Cuellar said former president Donald Trump was “a force of nature,” but he didn’t see hoards of Hisp anic Texans defecting from the Democratic party as Republicans had portrayed.
But unlike other Texas Democrats, Cuellar said he focused his campaign on two issues that aligned with Republicans: protecting the oil and gas industry and boosting law enforcement and border security.
Cuellar faced a contentious primary before advancing to the general election. He narrowly defeated progressive candidate Jessica Cisneros by less than 300 votes. Cisneros blasted Cuellar in the primary for voting with Republicans on key issues.
In July, Cuellar voted against the Women’s Health Protection Act of 2022, which aimed to preserve abortion access that the federal level. It never received a vote in the Senate.
Cuellar was also hammered by Republicans this year who sought to cast him as corrupt over the FBI raid. No charges have been filed and Cuellar’s attorney has said that the congressman is not the target of the investigation.
“The incumbent cannot pick up the phone and ask the DOJ [Department of Justice] to prosecute gangs and cartels when he’s afraid they’ll tell him, ‘Hey, Henry, now that we have you on the line, let’s talk about our ongoing criminal investigation against you,'” Garcia said in an interview with The Texas Tribune in September.
Toward the end of the race, Republicans released a TV ad attempting to link him more directly to Mexican drug cartels. The commercial from the National Republican Congressional Committee cites a 2006 campaign contribution that Cuellar got from the wife of a San Antonio man later accused of money laundering for the cartels. Cuellar’s campaign said they had donated the contribution to charity after learning the man’s brother had been killed in Mexico in a cartel-connected slaying.
Garcia also worked to tether Cuellar to President Joe Biden, frequently calling the Democrat’s platform the “Biden-Cuellar agenda.”
But Cuellar spent the lead-up to the election playing up his moderate bona fides, frequently distancing himself from the White House on issues like abortion. The congressman was a frequent guest on right-wing media outlets such as Fox News. In two Fox News interviews in June, he railed against the record number of border crossings in Texas — echoing many conservatives — and scorched the “far left” of his party that “doesn’t understand reality.”
Cuellar made another Fox News appearance in September in which he lambasted the Biden administration’s border policies, saying he wants more deportations.

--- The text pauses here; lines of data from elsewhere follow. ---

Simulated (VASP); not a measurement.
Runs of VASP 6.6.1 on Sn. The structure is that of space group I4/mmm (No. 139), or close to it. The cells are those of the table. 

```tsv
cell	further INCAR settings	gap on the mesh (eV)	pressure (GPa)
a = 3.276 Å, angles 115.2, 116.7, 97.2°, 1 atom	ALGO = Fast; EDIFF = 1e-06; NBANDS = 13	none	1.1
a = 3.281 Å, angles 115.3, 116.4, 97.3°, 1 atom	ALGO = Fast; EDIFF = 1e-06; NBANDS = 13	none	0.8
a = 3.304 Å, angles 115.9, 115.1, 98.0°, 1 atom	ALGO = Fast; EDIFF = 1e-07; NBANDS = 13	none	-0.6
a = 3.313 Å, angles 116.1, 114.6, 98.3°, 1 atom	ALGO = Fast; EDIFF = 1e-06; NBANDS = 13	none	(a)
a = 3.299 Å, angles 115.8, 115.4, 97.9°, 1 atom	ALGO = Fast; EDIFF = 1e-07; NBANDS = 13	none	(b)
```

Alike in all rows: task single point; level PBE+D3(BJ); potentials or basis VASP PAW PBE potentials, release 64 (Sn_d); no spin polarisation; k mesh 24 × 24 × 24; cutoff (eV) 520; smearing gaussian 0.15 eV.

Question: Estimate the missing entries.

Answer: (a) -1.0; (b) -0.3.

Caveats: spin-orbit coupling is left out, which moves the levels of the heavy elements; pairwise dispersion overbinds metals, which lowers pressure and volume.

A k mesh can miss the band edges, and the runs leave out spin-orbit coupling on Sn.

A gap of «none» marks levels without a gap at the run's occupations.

“They’re making it very hard for Democrats, where the Republicans are pouncing on Democrats, saying they’re not for secure borders,” Cuellar said.
Leaning into his moderate persona paid dividends for Cuellar’s fundraising efforts, outpacing his previous efforts in all other elections and raking in money from political action committees that primarily contribute to Republican candidates and support conservative causes.